Displaced Orissa villagers get to meet Patnaik

By IANS
Tuesday, October 5, 2010

BHUBANESWAR - Chief Minister Naveen Patnaik Tuesday gave a chance to a group of displaced villagers to meet him in Orissa secretariat after they launched a protest and some of them even attempted to commit suicide.

“Five people represented by the villagers met the chief minister in the evening,” an official of the chief minister’s office told IANS.

The villagers also called off their strike and promised to return home after Patnaik assured them to extend all necessary government help, he said.

Hundreds of men and women from Narayanpatna and Bandhugaon area of Koraput district were protesting here since Saturday to draw the attention of the government to their problems.

The residents say they have been living under immense hardship for more than a year after a local tribal outfit took away their lands and destroyed their homes.

Trouble began after tribals under the banner of Chasi Mulia Adivasi Sangha (Peasants, Labourers and Tribals Association) forcibly occupied hundreds of acres of farmland and homes in the region by hoisting red flags on the lands.

The tribals claim they were the owners of the lands which others had been cultivating for decades.

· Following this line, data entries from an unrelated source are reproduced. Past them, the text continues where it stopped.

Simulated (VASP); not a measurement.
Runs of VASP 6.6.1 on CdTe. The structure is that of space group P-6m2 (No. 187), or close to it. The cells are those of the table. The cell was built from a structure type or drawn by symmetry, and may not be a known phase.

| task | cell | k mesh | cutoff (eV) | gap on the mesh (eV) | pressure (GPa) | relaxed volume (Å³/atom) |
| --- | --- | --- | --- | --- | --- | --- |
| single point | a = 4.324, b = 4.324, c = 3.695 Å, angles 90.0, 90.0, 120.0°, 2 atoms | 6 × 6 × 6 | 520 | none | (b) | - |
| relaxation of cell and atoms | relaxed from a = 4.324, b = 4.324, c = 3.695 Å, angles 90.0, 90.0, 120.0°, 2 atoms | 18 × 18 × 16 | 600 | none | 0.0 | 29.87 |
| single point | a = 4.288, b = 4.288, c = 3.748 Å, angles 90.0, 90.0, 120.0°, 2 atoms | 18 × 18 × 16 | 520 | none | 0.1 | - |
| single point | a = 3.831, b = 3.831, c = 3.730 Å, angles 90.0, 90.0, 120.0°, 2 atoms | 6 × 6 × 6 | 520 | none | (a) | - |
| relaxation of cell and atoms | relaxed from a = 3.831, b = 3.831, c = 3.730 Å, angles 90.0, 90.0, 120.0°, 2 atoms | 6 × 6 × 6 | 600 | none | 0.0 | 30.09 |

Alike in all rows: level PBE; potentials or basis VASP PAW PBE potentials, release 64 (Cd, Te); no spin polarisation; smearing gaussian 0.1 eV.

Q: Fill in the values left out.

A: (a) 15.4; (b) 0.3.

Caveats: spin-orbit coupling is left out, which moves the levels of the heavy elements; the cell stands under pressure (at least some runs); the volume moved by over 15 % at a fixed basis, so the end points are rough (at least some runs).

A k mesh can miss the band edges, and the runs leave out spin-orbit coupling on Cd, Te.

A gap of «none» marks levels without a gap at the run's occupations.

Police said the Chasi Mulia Adivasi Sangha (CMAS) is backed by Maoists who have a strong presence in the region. CMAS members forcibly displaced the villagers, including some local people’s representatives, mainly for not supporting the activities of the Sangha in the region, police said.

Koraput District Collector R.P. Patil said some 500 families were displaced in the region, but 300 had already returned home.

But the protesters refute these claims and say all measures have only been on paper. They say more than 2,000 people are still homeless and living in fear in various parts of the district, some even in the forests.